Servicemembers serving in Iraq and Afghanistan are prohibited from bringing back to the United States any items that were formerly in the possession of the enemy, officials said.
With about 140,000 American servicemembers scheduled to rotate out of Iraq and Afghanistan, U.S. Central Command officials are very clear that servicemembers cannot bring home weapons, ammunition or other prohibited items.
A few soldiers of the 3rd Infantry Division understand how serious the command is. Some tried to smuggle weapons back from Baghdad, and they have gone through courts-martial. Others received Article 15 administrative punishments.
"There is a whole spectrum of punishments, depending on the severity of the offense," said Army Maj. Robert Resnick, a lawyer at Fort Stewart, Ga.
Army Gen. John Abizaid, the commander of U.S. Central Command, has put out the policy. Basically, under no circumstances can individuals take as a souvenir an object that was formerly in the possession of the enemy. The taking of war trophies goes against the coalition mission in Iraq and Afghanistan, officials said.
"We didn't go into Iraq or Afghanistan to conquer them, but to liberate them," said Marine Capt. Bruce Frame, a Central Command spokesman. "Taking articles from those countries sends the wrong message."
Servicemembers with questions should work through the chain of command, CENTCOM officials said, adding that they will be given ample briefings on what is allowed and what is not. In the case of Iraq, unit commanders will brief servicemembers on the policy before leaving for Kuwait.

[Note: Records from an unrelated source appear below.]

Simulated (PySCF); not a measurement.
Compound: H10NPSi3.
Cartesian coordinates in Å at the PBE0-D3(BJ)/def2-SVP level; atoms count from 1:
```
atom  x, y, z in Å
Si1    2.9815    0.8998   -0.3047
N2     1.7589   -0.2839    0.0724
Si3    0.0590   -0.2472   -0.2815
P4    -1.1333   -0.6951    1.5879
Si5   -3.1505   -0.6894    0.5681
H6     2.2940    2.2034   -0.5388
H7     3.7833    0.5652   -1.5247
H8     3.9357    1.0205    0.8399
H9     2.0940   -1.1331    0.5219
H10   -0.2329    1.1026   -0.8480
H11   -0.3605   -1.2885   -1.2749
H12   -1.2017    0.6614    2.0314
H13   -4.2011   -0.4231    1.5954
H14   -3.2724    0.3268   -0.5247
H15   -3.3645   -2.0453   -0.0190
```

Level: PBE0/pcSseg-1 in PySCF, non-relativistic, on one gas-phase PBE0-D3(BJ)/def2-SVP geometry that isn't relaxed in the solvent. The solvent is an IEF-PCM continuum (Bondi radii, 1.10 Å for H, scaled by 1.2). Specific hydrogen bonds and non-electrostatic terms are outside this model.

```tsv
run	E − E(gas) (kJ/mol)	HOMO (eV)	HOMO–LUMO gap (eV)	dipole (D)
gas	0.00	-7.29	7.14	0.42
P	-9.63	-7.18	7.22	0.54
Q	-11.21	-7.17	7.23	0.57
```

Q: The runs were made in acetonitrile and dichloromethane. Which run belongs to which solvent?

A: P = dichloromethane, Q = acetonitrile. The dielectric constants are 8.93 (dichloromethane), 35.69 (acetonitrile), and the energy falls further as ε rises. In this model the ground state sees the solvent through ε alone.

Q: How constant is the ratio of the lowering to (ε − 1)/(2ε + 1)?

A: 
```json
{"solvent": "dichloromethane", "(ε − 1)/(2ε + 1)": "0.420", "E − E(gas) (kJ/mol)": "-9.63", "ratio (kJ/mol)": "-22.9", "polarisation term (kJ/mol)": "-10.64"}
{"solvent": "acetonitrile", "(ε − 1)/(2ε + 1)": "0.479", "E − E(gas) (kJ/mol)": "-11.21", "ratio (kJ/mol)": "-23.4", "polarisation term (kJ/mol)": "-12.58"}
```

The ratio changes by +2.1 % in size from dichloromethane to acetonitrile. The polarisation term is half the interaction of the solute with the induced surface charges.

In Kuwait, military police will explain the policy and will permit an amnesty period before searching gear and vehicles. In the United States, U.S. Customs Service officials will examine individual gear.
In Afghanistan, unit commanders will explain the policy, and military police there also will explain it and offer an amnesty period before the servicemembers board the planes. Again, customs officials will examine gear and baggage upon return to the United States.
The same prohibitions pertain to American civilians serving in the Central Command area of operations.
Other federal laws pertain to other items. For example, servicemembers cannot bring back plants, animals or other organic materials.
No one can bring antiquities into the United States, and of course, no one can bring drugs or drug paraphernalia, officials said.
The overall prohibition does not pertain to souvenirs that can be legally imported into the United States, officials said.